Hacker News new | ask | show | jobs
by kbumsik 2360 days ago
> Recompressing all packages to zstd with our options yields a total ~0.8% increase in package size on all of our packages combined, but the decompression time for all packages saw a ~1300% speedup.

Impressive. As a AUR package maintainer I am also wondering how the compression speed is though.

3 comments

Compression speed is many, many, many times faster than xz, and (only) much faster than gzip. Really, only lz4 beats it.
After reading these comments, I can't help but wonder, what is the benefit of Zstd over lz4? Why didn't they switch to lz4 if it was the speed of the algorithm that they favored even with marginally worse compression ratios?
Where Zstd will reduce, say, 3x, Lz4 reduces only 2.5x. This doesn't seem very different until you look at it from the other end: my .zst file is 3.3 GB, but the .lz4 would have been 4 GB, which is 700 MB more.

Was a time when 700 MB mattered; it was as much as you could get onto a CD.

So, there is a place for each. I would set up the process to use Lz4 when testing, and Zstd for actual delivery to download archives.

In some circumstances, particularly when using a shared file server, Lz4 can be quite a lot faster than writing and reading data uncompressed.

Guessing that 0.8x size increase for 1300% speedup was worth the tradeoff but maybe ≥1.5 size increase or more was not (especially considering a 1300%->2000% increase is not going to be user visible for 99% of the packages).
It's not 0.8 times size increase, it's a 0.008 times size increase, since the unit is percent. The latter seems pretty marginal to me.
While the speedup is nice pacman still seems to operate sequentially, i.e. download, then decompress one by one. Decompressing while downloading or decompressing in parallel seems like a low-hanging fruit that hasn't been plucked yet that wouldn't have needed any changes to the compressor.
I might be wrong, but wouldn't it be prudent to first verify the checksum/signature of the downloaded archive before unpacking it? Even when just decompressing there's at least the danger of being zip-bombed (assuming a zip bomb can be constructed for any dictionary-based compression algorithm.)

FWIW I really applaud Arch here. Even if it's just a small step. Commercial operating systems should take notice. OS updates should really not take as long as they (mostly) do.

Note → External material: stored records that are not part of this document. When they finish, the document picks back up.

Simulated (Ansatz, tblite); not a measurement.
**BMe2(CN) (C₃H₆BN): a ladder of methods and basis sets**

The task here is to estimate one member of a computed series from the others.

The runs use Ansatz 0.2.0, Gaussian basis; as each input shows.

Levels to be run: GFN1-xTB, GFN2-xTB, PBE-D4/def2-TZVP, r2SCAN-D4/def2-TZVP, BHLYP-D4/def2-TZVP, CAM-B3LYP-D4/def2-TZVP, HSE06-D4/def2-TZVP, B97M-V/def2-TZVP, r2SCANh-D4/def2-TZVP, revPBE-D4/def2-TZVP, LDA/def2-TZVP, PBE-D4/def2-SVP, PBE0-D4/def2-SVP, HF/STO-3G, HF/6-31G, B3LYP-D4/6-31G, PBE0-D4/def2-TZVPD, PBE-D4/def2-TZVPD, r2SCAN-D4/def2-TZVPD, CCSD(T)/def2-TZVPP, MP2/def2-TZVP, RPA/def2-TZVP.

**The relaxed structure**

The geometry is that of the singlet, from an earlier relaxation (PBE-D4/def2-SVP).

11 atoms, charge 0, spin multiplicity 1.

Even then it still could be pipelined. download, check signature, decompress while the next download is running. But yeah, pacman is plenty fast already.
Since most people are interested in the time taken to compress/decompress rather than the speed at which it happens, seems to me a better metric would be:

"... decompression time dropped to 14% of what it was..." (s/14/actual_value)